A maverick real estate analyst who predicted Metro Vancouver’s housing crash a year ago says the current slump will stretch out for another four years.
In Western Investor’s October 2017 edition, Dane Eitel of Vancouver’s Eitel Insights forecast that 2018 sales of detached houses in Metro Vancouver would collapse and the average detached-house price would fall from the $1.8 million peak in May 2017 to $1.6 million by 2018’s third quarter.
As of September, detached housing sales had indeed plunged 40.4% from a year earlier, and the benchmark price had hit $1.54 million, according to the Real Estate Board of Greater Vancouver. The average price was approximately $1.58 million.
Eitel, who applies stock market-style analytics to the housing market, now forecasts that the detached-house price in Metro Vancouver will sink in stages to a bottom of $1.4 million by 2020’s third quarter and trade at the level for nearly two more years. The turnaround will begin in January 2022 and it will be dramatic, he predicts.
“By the end of 2023 we will be back up to the 2017 peak pricing [$1.83 million]. But the breakout will be historic. Especially for those who purchase at or anywhere near the bottom.”
Eitel added that the average Metro Vancouver detached-house price by 2028 will be around $2.8 million, doubling in value from the 2021 bottom.
But the BC Real Estate Association contends that the current downturn is a government-caused blip and recovery is already underway.
According to the association’s calculations, the B.C. market has turned from its trough in June, and since then seasonally adjusted activity has increased around 3.5%.
But Eitel said that 40 years of Greater Vancouver detached-house sales and average-price cycles reveal an established trading pattern that will play out over the next decade.
He noted that the last long-term cycle began in October 1987 and ran to 1996, during which time average house prices increased 190% and peaked at $286,000 in February 1995.
The average price then dropped 19% to bottom out in December 1996. Prices did not recover to the earlier peak until November 2002, six years later.

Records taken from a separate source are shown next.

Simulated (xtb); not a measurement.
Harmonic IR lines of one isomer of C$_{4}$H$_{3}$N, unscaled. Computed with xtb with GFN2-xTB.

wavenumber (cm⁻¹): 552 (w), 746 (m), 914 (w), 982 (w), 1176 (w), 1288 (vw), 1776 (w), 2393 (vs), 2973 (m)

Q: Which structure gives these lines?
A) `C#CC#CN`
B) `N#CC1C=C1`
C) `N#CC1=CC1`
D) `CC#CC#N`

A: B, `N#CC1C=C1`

We are seeing a similar pattern today, said Eitel, who added that he has applied his analytics to every major city in Canada and that some regions will outperform Vancouver and Toronto over the short term.
He cautioned that the current recovery in Toronto’s housing market is “a dead-cat bounce” that will soon come to an ugly end.
“There are some markets in Canada that will see strong growth in house prices even as Vancouver and Toronto decline,” Eitel said, adding that information is proprietary and available through Eitel Insights.